The Socialist Party is concerned with the future of the whole of humanity. To save humanity, a different system is needed, one based on cooperation where there will be production for use not profit, and democratic self-management of all aspects of society. Only a few of all fellow-workers are for this now and in fact there is an actual growth of authoritarian, nationalist, populism world-wide and but they vote for right-wing political parties but it is for the World Socialist Movement to fight for this goal. The only way out is struggle and we, the working class, must organise. We must build solidarity across borders to defeat the power of global capitalism. We have to build a movement that has the power to create a better world. We can make a socialist revolution to overthrow capitalism worldwide. We must rebuild the imagination of the working class and combat the capitalist narrative that has made it easier for us to imagine the end of the world than the end of capitalism. Emancipation from wage slavery, and the indignities it heaps upon working people, will free the entire human race and put an end to classes and class divisions.

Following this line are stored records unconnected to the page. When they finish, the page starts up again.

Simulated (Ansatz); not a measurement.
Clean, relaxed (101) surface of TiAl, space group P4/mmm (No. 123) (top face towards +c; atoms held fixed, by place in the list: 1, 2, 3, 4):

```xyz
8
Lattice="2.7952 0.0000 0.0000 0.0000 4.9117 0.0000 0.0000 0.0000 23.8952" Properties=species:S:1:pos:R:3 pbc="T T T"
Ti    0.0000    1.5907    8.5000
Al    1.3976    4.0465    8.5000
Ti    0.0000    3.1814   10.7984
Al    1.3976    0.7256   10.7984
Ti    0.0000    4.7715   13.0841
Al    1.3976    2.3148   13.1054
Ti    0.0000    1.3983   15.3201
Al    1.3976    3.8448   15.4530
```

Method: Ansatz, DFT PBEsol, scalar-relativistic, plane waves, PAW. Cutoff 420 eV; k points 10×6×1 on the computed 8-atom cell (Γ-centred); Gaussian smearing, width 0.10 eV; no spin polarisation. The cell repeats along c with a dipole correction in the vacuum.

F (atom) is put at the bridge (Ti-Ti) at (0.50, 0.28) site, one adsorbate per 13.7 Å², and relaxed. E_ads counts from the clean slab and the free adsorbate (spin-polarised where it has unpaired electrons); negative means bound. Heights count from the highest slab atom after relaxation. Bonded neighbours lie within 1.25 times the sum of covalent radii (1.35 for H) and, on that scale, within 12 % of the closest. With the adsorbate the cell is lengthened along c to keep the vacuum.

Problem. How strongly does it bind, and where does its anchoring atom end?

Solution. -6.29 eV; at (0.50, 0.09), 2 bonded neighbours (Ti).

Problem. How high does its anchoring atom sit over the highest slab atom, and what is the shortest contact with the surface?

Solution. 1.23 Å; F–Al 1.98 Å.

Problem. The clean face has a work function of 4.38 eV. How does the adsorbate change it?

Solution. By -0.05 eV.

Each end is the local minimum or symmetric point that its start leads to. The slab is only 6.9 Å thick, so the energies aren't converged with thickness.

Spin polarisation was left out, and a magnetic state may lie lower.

If the working class is ever to succeed in establishing a free and democratic society in which all will enjoy peace, abundance and security, it must first have a proper understanding of its class status in capitalist society, a correct class perception of the opposing forces it must contend with on the road to its goal, and a precise knowledge of the meaning of the social, economic and political terms of the age. It is correct to say that the capitalist system will destroy itself. It does not follow from that with equal logic that socialism will be the successor. One could go on at length citing examples of liberals who pose as champions of the downtrodden by attacking the evils of the system, yet who remain adamant that the system is to be preserved - reformed if possible, but reformed or not, retained. The differences among them are limited to questions of how best to preserve the filthy and contradiction-ridden capitalist system and protect the basic profit interests of the plutocracy at home and abroad. In their shedding of crocodile tears over the inequities of the present system, in their pious advocacy of relief for the most deprived and oppressed victims of capitalism's ruthless exploitation, in their selective and pretentious condemnation of the intensified onslaught against constitutionally guaranteed rights and liberties, and in their unctuous lip service to the nation's traditional concepts of democracy, the reformists have often been guilty of the highest degree of hypocrisy. Whether the reforms proposed are direct aids to capitalists in exploiting the workers, or in perpetuating the capitalist system, or in deceiving the workers into believing that their fate can be improved under the capitalist system, the fact remains that their reforms are generally contrary to the interests of workers. They invariably are props for the use of the plutocracy in consolidating its power and stranglehold on society. It does not require any profound insight to realise that the hope for a sane and decent society do not lie with the ruling class. Nor do they rest with men and women "of good will", no matter how sincere or commendable such sentiments may be. Our hope lie with the working class. There is but one plank in the Socialist Party's platform to -- the abolition of wage slavery and unconditional surrender of the capitalist class.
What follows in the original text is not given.